RENE WEBER, VONTOBEL

June 2017


“The winners are independent high-end brands”

Not all market players experienced the same “crisis year” in 2016: while Swatch Group and Richemont have been strongly impacted by their exposure to Greater China, independent brands like Rolex, Patek Philippe and Audemars Piguet have coped well with a difficult economic environment.

T

hese are just some of the key findings of the latest report by Vontobel’s René Weber, which forecasts a market turnaround this year.

“We believe that in five years’ time, around one third of quartz watches will have a chip in their movement.”

You expect a – relative – turnaround in watch sales this year and predict a +1% growth in 2017. What are the conditions for this change?

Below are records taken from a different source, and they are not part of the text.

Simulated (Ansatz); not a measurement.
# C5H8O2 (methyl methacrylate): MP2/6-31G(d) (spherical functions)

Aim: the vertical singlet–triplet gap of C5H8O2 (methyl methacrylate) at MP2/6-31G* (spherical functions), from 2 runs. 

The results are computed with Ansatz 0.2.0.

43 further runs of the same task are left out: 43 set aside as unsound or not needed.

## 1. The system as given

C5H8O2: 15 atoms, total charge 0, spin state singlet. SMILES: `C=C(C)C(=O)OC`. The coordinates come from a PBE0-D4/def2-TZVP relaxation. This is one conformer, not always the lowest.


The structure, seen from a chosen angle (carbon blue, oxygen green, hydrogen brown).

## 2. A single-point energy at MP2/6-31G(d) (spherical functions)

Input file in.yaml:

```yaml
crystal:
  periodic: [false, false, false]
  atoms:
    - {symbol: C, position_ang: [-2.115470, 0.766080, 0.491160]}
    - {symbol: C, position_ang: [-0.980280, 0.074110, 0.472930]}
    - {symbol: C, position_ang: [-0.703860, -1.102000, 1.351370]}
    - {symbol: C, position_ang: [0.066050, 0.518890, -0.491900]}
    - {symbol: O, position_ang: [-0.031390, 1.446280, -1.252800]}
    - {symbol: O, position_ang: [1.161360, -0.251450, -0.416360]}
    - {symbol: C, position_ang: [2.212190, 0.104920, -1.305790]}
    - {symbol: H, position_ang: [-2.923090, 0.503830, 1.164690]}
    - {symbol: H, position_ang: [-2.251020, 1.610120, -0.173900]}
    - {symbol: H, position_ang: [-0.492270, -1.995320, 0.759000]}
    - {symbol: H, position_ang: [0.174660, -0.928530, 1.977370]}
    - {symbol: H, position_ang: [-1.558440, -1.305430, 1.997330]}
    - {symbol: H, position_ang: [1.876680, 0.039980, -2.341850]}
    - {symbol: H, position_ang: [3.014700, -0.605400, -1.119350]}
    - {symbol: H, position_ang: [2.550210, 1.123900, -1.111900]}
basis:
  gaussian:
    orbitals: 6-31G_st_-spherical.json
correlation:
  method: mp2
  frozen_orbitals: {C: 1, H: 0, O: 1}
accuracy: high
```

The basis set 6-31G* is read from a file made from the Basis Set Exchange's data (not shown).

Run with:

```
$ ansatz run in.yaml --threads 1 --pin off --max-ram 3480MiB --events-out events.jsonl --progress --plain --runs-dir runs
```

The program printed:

There are two main reasons for the improvement. First, we believe the Chinese tourist will come back to Europe and we expect a double-digit increase in the number of Chinese visitors. Second, Hong Kong, which remains the most important market for Swiss watch exports, still has a high inventory level, but after a decrease of 25% in 2016 in Swiss watch exports, the decline will clearly slow down in 2017.

Nevertheless, the overall value of Swiss watch exports was still declining at the beginning of the year, and Hong Kong still seems to be on the decline.

The turnaround started in March: it also benefits from an easy comparison base as this month was in 2016 one of the weakest (-16%). This phenomenon is valid throughout the coming year, for example June 2016 was also -16%...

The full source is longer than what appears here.